PFW: Alexander McQueen, a medieval muddle
Designer Sarah Burton looked to pagan landscapes of medieval England for inspiration this season, but the results were more reminiscent of a Caribbean pirate's girlfriend.
The show opened archly with a score of stagehands pulling up a series of hangings to fully revealed a sticky anthracite catwalk. Upon this marched young ladies in stiff black leather dresses – many riddled with red string. Burton also presented a series of heavy looking knit dresses with ruffles worthy of a barmaid in a beer all during Oktoberfest.
The house did debut a new series of handbag – where the extravagant lacing and eyelets made far more sense than when used on the actual clothes in this collection.

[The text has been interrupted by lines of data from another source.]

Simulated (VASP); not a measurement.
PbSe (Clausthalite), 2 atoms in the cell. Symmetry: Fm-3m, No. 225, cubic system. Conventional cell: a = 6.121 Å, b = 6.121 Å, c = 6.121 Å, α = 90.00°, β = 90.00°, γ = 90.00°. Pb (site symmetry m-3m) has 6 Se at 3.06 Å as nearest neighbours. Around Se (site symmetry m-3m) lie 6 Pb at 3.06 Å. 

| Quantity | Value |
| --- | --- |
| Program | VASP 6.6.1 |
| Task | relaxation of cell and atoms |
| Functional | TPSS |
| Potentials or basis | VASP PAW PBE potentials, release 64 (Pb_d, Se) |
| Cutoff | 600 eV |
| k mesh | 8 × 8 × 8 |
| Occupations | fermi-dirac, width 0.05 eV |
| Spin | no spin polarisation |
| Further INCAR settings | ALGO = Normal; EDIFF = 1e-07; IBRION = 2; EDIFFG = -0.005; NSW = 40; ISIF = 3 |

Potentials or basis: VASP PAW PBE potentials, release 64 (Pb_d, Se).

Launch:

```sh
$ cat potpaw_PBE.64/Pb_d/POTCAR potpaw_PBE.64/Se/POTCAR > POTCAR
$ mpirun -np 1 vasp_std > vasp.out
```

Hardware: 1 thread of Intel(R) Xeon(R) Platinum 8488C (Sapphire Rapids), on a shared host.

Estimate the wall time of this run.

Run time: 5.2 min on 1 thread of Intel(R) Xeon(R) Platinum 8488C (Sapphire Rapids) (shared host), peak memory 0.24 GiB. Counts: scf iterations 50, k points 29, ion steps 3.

Conversations with major department store buyers before the show underlined their concerns about the house's design direction. They all applaud the frequent beauty of Sarah Burton's imagination. However, the product has been a complicated sell in recent years – due to overly stiff fabrics, an overabundance of lace and a steep retail price. One could understand their concerns watching this show unfold.
That said, an octet of floor-length tulle dresses at the final were truly beautiful – finished in patchwork satin-stitched medieval flora or embroidered with old alchemy illustrations, they were a welcome reminder of Burton's enormous talent. However, they were not enough to save the fall collection, the least distinguished we have ever seen from this house.